Although a full-blown attack by Russian hackers on voting systems in the 2016 election didn't materialize, former DHS Secretary Jeh Johnson said the Russian state-backed probes of those systems are a wake-up call.
Former DHS chief Jeh Johnson said he worried about a catastrophic attack against U.S. voting systems in the 2016 elections.
Russian interference in U.S. institutions reaches further than the interference in the election infrastructure in 2016 and requires a strong strategy to counter a sustained effort by that country to undermine the integrity of the vote, former DHS leaders told a congressional task force.
Russian probes and alleged attempted hacks of state election systems in the last election are "a wake up call" for upcoming state and congressional elections in 2018, former Secretary of Homeland Security Jeh Johnson told House Democrats on the Election Security Task Force in a Sept. 28 public meeting.
House Democrats created the Election Security Task Force in June to study ways to keep Russian interference out of 2018 elections.
While Johnson told the panel that he found no evidence that Russian probes of state systems, including voter registration systems, altered ballots or election results, he said those efforts "exposed cyber vulnerabilities."
Johnson said that as his department initially uncovered the Russian probes he worried about the ramifications.
"Last year, when we saw these voter registration databases being targeted, I was very worried it was the run-up to a huge catastrophic attack," that would result in the deletion of voter registration information, he said. "We were very worried about that and we continue to worry about the ability of bad cyber actors to compromise voter registration data."

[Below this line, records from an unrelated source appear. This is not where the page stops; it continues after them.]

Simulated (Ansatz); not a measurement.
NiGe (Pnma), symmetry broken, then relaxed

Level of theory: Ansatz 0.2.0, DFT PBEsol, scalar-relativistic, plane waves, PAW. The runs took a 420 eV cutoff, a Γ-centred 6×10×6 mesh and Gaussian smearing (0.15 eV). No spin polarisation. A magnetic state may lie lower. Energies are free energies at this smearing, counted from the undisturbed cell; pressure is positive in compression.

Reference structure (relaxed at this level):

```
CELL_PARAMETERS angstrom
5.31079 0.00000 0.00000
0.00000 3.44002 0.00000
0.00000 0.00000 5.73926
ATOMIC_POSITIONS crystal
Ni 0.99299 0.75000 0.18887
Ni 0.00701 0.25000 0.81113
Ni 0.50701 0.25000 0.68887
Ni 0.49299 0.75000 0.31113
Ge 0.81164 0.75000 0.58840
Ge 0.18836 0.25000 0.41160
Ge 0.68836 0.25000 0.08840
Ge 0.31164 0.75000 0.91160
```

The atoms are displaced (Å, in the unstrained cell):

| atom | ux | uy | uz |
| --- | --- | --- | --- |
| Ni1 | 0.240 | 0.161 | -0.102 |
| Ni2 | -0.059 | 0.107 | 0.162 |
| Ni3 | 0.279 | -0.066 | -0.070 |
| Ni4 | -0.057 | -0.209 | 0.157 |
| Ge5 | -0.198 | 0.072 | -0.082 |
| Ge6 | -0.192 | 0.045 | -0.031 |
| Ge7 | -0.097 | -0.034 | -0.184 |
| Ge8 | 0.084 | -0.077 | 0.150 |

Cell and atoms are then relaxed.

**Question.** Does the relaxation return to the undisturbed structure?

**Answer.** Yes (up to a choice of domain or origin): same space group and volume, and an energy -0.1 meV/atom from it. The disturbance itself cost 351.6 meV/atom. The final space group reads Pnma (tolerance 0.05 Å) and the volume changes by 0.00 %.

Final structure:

The feared catastrophic attack didn't materialize, but Johnson said the fate of national elections still can rest on key precincts in key states. Elections can "dance on the head of a pin," he said. "If writers of the TV series 'House of Cards' can figure that out, then a lot of other people could do the same."
The issue of an alleged Russian role in probing election data and systems continues to be controversial. DHS recently supplied information to state officials about attempts to probe systems in 21 states. However, officials in California and Wisconsin so far have disputed those claims.
DHS spokesman Scott McConnell said the agency "stands by its assessment that Internet-connected networks in 21 states were the target of Russian government cyber actors seeking vulnerabilities and access to U.S. election infrastructure."
Judd Choate, president of the U.S. National Association of State Election Directors, told Reuters, "there remains no evidence that the Russians altered one vote or changed one registration."
Former National Protection and Programs Directorate Undersecretary Suzanne Spaulding spoke alongside Johnson at the Sept. 28 forum, warning that the alleged Russian interference was part of a broader effort by that country to destabilize and sow discord in the U.S.
That broader effort should be addressed in Congress and in the White House, Spaulding said. "We can't wait for the outcome of investigations," she told the legislators. "We know enough now. It's time to act."
Johnson's DHS scrambled to follow up on intrusions in two states as the election drew near, as well as to respond to an increasing number of states' requesting his agency scan their systems for signs of attempted break-ins.
In his remarks to the task force, Johnson said 33 states and 36 cities and counties across the country sought cyber assistance from DHS as the 2016 election approached.
Despite those requests, there was friction between fiercely independent state election agencies and DHS when Johnson formally declared early this year that election systems were "critical infrastructure," eligible for federal protections.
Federal and state agencies, said Spaulding, can take several lessons from the incidents in 2016.
She said having cyber and infrastructure experts sit next to each other can help define and blunt hacks on critical infrastructure. DHS infrastructure experts, she said, had developed relationships with state officials that can be valuable in such situations.
In the run-up to the 2016 election and the mounting evidence of Russian probes, Spaulding said DHS "didn't appreciate" some of the finer points of how state election systems were administered, with governors and secretaries of states responsible for different aspects in different states.
Accordingly, Johnson urged congressional caution in moving possible legislation aimed at protecting state voting systems. He and Spaulding noted the valid sensitivities of states in dealing with federal agencies over their systems.